According to the parking staff, fewer and fewer people are parking their cars in the Aiso structure.
Earlier this week, U.S. District Judge David O. Carter ordered the City and County of Los Angeles to “offer some form of shelter or housing” by mid-October to those experiencing homelessness in Skid Row. His timetable prioritizes unaccompanied women as well as children and families.
Carter’s order will apply to homeless living in Skid Row between Second and Eighth streets and from Spring to Alameda streets. For Little Tokyo, it means that homeless individuals encamped in Hashimoto Plaza and at Second Street and Central Avenue will be offered housing. However, the fate of those in the larger Toriumi Plaza encampment remains in question.
In a joint statement, the Little Tokyo Public Safety Association (LTPSA) and Little Tokyo Business Association (LTBA) acknowledged that efforts to address homelessness are welcome and necessary. The organizations called for government agencies to tighten fiscal accountability and include broad community representation in meaningful conversations going forward.
“The presence of encampments makes a community seem unsafe and can discourage customers from patronizing local businesses,” stated Brian Kito, LTPSA president. “Merchants’ concerns are aggravated by fears that the homeless in Skid Row who refuse to transition to housing will simply migrate to neighboring areas like Little Tokyo and the Arts District.”
Ellen Endo, LTBA president, pointed out, “Although we are grateful that Judge Carter’s proposal will ultimately offer housing or shelter to homeless along Second Street, it’s important to note that excluding the larger encampment on First and Aiso streets will effectively bisect our community and ignores a greater need.”

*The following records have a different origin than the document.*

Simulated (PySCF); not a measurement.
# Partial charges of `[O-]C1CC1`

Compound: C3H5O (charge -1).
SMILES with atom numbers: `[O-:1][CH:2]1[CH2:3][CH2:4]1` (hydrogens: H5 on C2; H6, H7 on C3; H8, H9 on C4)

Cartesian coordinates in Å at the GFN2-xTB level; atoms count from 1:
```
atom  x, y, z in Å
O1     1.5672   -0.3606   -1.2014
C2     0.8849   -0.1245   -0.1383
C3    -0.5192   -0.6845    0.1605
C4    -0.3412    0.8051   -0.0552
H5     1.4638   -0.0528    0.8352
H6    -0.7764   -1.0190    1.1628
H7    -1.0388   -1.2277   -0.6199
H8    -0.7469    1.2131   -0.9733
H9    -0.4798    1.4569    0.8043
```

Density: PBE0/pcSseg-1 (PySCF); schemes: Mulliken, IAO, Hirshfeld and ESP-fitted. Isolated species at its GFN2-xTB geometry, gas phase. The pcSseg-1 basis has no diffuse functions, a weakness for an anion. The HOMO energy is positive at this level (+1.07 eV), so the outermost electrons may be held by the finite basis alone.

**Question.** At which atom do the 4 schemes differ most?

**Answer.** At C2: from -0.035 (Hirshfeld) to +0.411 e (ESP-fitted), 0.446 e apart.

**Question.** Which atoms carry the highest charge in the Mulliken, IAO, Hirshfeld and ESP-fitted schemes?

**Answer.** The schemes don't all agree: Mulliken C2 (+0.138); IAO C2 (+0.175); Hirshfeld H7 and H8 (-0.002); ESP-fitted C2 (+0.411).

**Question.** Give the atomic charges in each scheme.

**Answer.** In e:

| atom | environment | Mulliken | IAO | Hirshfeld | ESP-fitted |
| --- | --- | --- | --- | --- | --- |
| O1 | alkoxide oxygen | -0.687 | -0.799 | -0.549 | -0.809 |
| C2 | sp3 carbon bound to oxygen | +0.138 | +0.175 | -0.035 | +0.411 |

Carter’s order criticizes Mayor Eric Garcetti’s failure to use emergency powers to remedy the homeless crisis as well as the lack of transparency.
Last summer, the Los Angeles Homeless Services Authority (LAHSA) released the results of the 2020 Greater L.A. Homeless Count, which showed 66,436 people in the county experiencing homelessness.
In February 2021, at the Los Angeles Business Council’s Mayoral Housing, Transportation and Jobs Summit, City Councilmember Mike Bonin declared, “Let’s just be absolutely candid here — there’s almost nobody in the city of Los Angeles, housed or unhoused, who would give what’s happening in Los Angeles [anything] other than a failing grade.”
Councilmember Kevin de León added, “By any objective measurement, the current status quo is dysfunctional, it’s highly disjointed, the systems are completely misaligned.”
Meanwhile, on April 21, L.A. County filed a notice to appeal the judge’s ruling and will ask that the order be suspended.